Post-Colonial Interpretation of Mark 5:1-20

Post-Colonial Interpretation of Mark 5:1-20

In recent times, the account of the Gerasene demoniac has proved to be fertile soil for liberation and post-colonial interpretations.[1] Generally speaking, in post-colonial interpretation, a text is studied with a view to challenging hegemonic western perspectives, exposing its sponsorship of totalizing agendas and imperialist regimes, identifying hidden protests embedded within a text, and hearing the voices of those marginalized either in and/or by a text. The horde of demons possessing the Gentile man are called “legion,” which is the name of a Roman fighting unit comprised of about 6000 soldiers. Interestingly the Roman 10th legion, the Legio X Fretensis, was based in Syro-Palestine and had a wild boar as the insignia on its standards and seal.[2] What is more, Josephus alleges that during the Jewish revolt that Vespasian sent Lucius Annius on a raid against Gerasa where the city and surrounding villages were burned and destroyed (War 4.487-89). Events such as these might be part of Mark’s memory of the Jewish war and constitute an element of the founding narrative of the churches of the Decapolis and Trans-Jordan.[3] However Mark’s story cannot be reduced an allegory of Roman occupation, its demonic nature, and the necessity of expelling it. While there is no doubt that Mark could envisage Roman supremacy as an expression of demonic power, he is also interested in the wider cosmic and eschatological struggle that Jesus is engaged in as the “stronger one” (Mk 1:7) who is able to subdue and ransack the satanic kingdom (Mk 3:27). The story should not be treated as really a veiled narrative protest against Roman power, but neither should we insulate social, political, and theological entities since these were intertwined in the apocalyptic worldview that Mark shares. Adela Collins offers an apt conclusion:

The aim of the story is not – at least not primarily – to make a statement about the Romans, but to show how Jesus rescued the man from his plight and restored him to a normal life. Just as, however, the heavenly armies of Daniel and Revelation are correlated with earthly events, so there may be a secondary political implication to the story of the Gerasene demoniac in Mark. It would be a culturally logical step for the audience to link the kingdom of Satan with Rome and the healing activity of Jesus with the restored kingdom of Israel.[4]
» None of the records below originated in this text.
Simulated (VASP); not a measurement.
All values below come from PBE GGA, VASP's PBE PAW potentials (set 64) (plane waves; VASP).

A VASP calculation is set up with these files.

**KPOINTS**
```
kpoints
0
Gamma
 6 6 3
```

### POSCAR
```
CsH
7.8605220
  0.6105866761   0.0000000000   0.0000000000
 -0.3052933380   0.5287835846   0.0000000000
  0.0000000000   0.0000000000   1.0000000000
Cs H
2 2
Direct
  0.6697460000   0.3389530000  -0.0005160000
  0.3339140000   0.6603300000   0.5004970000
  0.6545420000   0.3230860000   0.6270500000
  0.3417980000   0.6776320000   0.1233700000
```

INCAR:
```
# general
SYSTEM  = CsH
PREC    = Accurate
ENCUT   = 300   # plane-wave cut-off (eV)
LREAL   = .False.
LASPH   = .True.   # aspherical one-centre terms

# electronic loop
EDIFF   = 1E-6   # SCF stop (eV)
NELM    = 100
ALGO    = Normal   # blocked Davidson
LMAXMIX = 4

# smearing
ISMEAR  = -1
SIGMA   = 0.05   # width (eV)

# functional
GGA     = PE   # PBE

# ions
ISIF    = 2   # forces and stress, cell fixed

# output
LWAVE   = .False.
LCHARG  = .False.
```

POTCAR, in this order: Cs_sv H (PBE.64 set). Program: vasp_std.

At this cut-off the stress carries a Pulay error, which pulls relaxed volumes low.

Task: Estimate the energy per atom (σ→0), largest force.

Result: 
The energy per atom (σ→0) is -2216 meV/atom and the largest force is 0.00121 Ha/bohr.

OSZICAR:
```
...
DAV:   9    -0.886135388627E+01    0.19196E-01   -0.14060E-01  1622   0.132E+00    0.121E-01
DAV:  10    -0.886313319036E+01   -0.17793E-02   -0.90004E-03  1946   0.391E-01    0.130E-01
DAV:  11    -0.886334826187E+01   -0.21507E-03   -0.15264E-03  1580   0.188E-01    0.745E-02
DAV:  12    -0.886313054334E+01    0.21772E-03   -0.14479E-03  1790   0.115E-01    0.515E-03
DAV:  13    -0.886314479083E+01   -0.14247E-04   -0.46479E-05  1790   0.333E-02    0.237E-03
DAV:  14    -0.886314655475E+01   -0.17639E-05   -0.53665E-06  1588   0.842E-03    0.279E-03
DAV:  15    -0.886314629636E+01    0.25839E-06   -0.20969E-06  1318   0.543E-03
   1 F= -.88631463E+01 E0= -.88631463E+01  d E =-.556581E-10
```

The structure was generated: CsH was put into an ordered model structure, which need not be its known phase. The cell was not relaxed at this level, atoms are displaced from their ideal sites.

[1] Richard Dormandy, “The Expulsion of Legion: A Political Reading of Mark 5:1-20,”ExpT 111 (2000): 335-37; Richard A. Horsley, Hearing the Whole Story: The Politics of Plot in Mark’s Gospel (Louisville, KY: Westminster John Knox, 2001), 141-48; Ched Myers, Binding the Strongman: A Political Reading of Mark’s Story of Jesus (2nd ed.; Marynoll, NY: Orbis, 2008), 190-93. On Mark and post-colonial interpretation more generally, see Simon Samuel, A Postcolonial Reading of Mark’s Story of Jesus (LNTS 340; London: T&T Clark, 2007).

[2] Gerd Theissen, The Gospels in Context: Social and Political History in the Synoptic Tradition (trans. L. M. Maloney; London: T&T Clark, 2004), 110.

[3] See further, Timothy Wardle “Mark, the Jerusalem Temple and Jewish Sectarianism: Why Geographical Proximity Matters in Determining the Provenance of Mark,” NTS 62 (2016): 60-78.

[4] Adela Yarbro Collins, Mark (Hermeneia; Minneapolis: Fortress, 2007), 270.